Two years ago, the government paid people to throw away perfectly good older cars – many of them fully paid for – and paid them to buy a new car to replace it (even though most people could only buy a piece of the new car and had to sign up for a loan to cover the rest). It was called “Cash for Clunkers” and while its stated purpose was to get more fuel-efficient new cars on the road, it’s real result was to drive up the cost of used cars (by dint of lowering the supply) so that people who lived within their means – and tended not to buy new cars – suffered higher prices so the less responsible (and opportunistic) could motor around in new cars partially paid for by their taxes.

Let me share an anecdote with you about the effect of Cash for Clunkers on the cost/availability of older used pick-up trucks.

Just before the program began, I bought a 2002 Nissan Frontier with less than 60,000 miles on the clock for $7,000 cash. (I never finance anything; paying for what you can afford is a key secret to avoiding the Debt Dervish that has consumed so many Americans’ lives.) That’s about what trucks like it were selling for, pre-Clunker.

Today, almost two years later – and my truck now truck now two years older – I can’t find a single similar condition/mileage example for much less than $10,000. (See for yourself. Go search www.autotrader.com – which has regional as well as national listings. It’s an excellent barometer for current retail/wholesale used vehicle prices.)

Thanks, Uncle – on behalf of all the people who would have liked to buy (probably outright) an older truck with years of life still left instead of signing up for a loan on a new one – but can’t now either because the trucks aren’t available or because they’re just too damn expensive.
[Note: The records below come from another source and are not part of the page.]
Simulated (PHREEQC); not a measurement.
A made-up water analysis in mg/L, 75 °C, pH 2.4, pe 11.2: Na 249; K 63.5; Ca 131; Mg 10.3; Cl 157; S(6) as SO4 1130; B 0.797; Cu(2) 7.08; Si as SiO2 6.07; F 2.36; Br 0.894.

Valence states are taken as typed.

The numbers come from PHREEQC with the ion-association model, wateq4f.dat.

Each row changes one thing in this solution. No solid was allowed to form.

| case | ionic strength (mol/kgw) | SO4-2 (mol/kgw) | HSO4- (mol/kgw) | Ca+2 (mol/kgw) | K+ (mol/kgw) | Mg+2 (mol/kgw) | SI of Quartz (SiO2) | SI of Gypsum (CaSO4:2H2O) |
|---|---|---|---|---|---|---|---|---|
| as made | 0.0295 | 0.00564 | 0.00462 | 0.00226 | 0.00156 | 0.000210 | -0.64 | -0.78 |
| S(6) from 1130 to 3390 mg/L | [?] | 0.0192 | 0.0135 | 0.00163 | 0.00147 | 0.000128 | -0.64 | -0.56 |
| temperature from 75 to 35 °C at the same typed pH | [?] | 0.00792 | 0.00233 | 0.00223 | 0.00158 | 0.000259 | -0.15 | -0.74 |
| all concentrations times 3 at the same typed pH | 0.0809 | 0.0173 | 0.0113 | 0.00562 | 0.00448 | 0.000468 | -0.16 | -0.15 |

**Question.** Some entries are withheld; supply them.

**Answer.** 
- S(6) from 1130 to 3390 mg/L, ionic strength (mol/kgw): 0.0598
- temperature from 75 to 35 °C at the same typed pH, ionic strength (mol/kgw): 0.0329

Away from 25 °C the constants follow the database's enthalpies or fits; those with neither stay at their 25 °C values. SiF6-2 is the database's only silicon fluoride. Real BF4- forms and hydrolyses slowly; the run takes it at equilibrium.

Next up – the federal giveaway for hybrid and electric cars like the 2011 Chevy Volt. It is an economic oxymoron. Built to save gas, it burns money instead – rendering the exercise moot. With a base price of $40,280 the Volt costs as much as a loaded 2011 BMW 3-Series luxury-sport sedan. A person in a position to buy a $40k car is by definition not a person who worries much about gas mileage – or to be more precise, needs to worry about gas mileage. Thus the Volt is a vanity purchase, an example of 21st century Green Snobbery. Look how much I care about the planet! (Like Al Gore holding forth about greenhouse gasses as he motors along in his $60,000 Cadillac Escalade SUV. See his movie. They forgot to edit out this most revealing scene.)

You may find Volts parked in front of $400,000 suburban homes occupied by white collar workers with six figure incomes. You won’t find them parked outside $75,000 condos that house people who earn $40,000 per year – and who would never spend $40,000 on a car (any car) because they can’t spend $40,000 on a car.

Not without “help,” that is.

People who sweat high gas prices drive $8,000 used Corollas or maybe a new Ford Fiesta – which by the way gets 41 MPG on the highway and costs a third what Chevy wants for its electric Albatross.

So – once again – enter Uncle. He is offering $7,000 of your money to nudge other people to buy the Volt. Why not just give them a $7,000 voucher for free gas instead? It would cut out the crony capitalist middle man – GM – and probably cost less, too.

Of course the problem there is not everyone gets a check. The way our system works, some use the government to feed off others. GM uses the government to extract money from some of us, in order to offer financial incentives to others, so that they will “buy” GM’s economically impossible high-tech lemon.

GM benefits; the people who “buy” the Volt benefit.

Taxpayers lose. More precisely, responsible people who try to live within their means – and not off the backs of others – lose.

Again.

In a rational world, without artificial “incentives” that throw everything off, people would buy cars they can afford and which make sense for them and their situation. The automakers would build cars to satisfy that demand, instead of throwing cash – and not their own cash – like so much confetti at projects that aren’t ready for prime time or which can’t make an economic case for themselves.

We wouldn’t use the distorting power of the government to encourage people to throw away perfectly good cars, either – in order to encourage them to buy new ones they probably could not afford on their own and which often entail signing up for a new load o’ debt they need like Oprah needs another serving of pie.

But, what can you do? It’s either cash in and grab the subsidy – or be the sucker who helps pay for them and gets nothing in return.

Except the bill.

Throw it in the Woods?

3 COMMENTS

  1. Awesome article, sir!

    I (as did so many others) dinged cash for clunkers on my largely unread blog a while back. It was just plain foolishness, like so much else.

    Cheers,

    Matt

    • Hey Matt,

      Thanks!

      I feel bad for people in the used car market today because from what I can tell, prices have gone u at least 20 percent on average vs. two years ago. It’s crazy. For the first time ever, used car values are going up!